I have a text document with all the feedback people have given me over the years. I’m calling it my Feedback Bank – it’s a small reminder that this is a store of something valuable.
But it’s only as valuable as the use you make of it – some use this collection to get a motivational boost when needed. But I’ve just been doing deposits, no withdrawals.
It’s currently just a long list of text entries (with date, and name of the person who sent it). There’s just no reason for me to go in there apart from adding new feedback. I’m not into the whole concept of having a messy drawer, so it’s use it or lose it.
Before jumping to solutions though (can’t help it!), let’s step back and consider what this collection of feedback represents.
The feedback is based on your behaviors and interactions with others. And this represents an identity of yourself. Yes, a very much curated identity, as it is based on things people were willing to share about you, and you then decided to save.
Now, your identity is made up of more things than this feedback from others. I’d like to think that you maintain your own (healthy) version of ‘self’. But it allows you to compare the two and reflect. And if you’re looking to align one with the other, you now know where to start.
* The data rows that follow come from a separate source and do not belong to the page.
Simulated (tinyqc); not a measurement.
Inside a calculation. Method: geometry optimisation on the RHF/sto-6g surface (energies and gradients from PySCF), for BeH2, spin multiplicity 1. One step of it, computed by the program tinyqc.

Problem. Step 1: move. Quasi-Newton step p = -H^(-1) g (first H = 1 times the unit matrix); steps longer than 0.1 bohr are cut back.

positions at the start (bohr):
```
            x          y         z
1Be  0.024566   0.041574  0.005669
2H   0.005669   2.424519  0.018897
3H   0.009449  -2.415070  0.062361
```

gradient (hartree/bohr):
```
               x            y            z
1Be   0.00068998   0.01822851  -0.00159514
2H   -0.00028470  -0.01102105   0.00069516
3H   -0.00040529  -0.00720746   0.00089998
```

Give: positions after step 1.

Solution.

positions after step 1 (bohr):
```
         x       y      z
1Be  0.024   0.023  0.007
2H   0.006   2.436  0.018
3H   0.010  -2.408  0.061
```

But before doing so, there’s some work to do, this raw data needs some transformation.
To make this unordered list of text more useful, it first needs to be organized. An obvious start would be to cluster similar feedback together. Then order things according to importance, or distill what you think is the essence.
A great medium for this would be a digital canvas/whiteboard. By doing this work this becomes more an artifact in itself, and much more than a plain collection of feedback.
And just like physical spaces, you now have the opportunity to make this artifact inviting and friendly, so you’ll enjoy spending time there, and want to come back to it. Just like you would do with a physical space*.
And physical spaces work best when they have a specific function. So think of a singular function you’d like this artifact to have. Is it a place to reflect? Is it a place to get that boost? To look forward?
I don’t know yet, but what I’d like to add to this artifact is the element of time. If you implement changes based on feedback, over time you should be able to see the effect in the new feedback you receive. Maybe I’ll just create one of these feedback boards every year and compare, that could work. I’m excited to see how this evolves, partially because it’ll make me a tiny bit less of an information hoarder.
*This is an analogy I keep coming back to, the same goes for web apps or a code base. If you make these into a friendly space, people will enjoy being there and come back to it.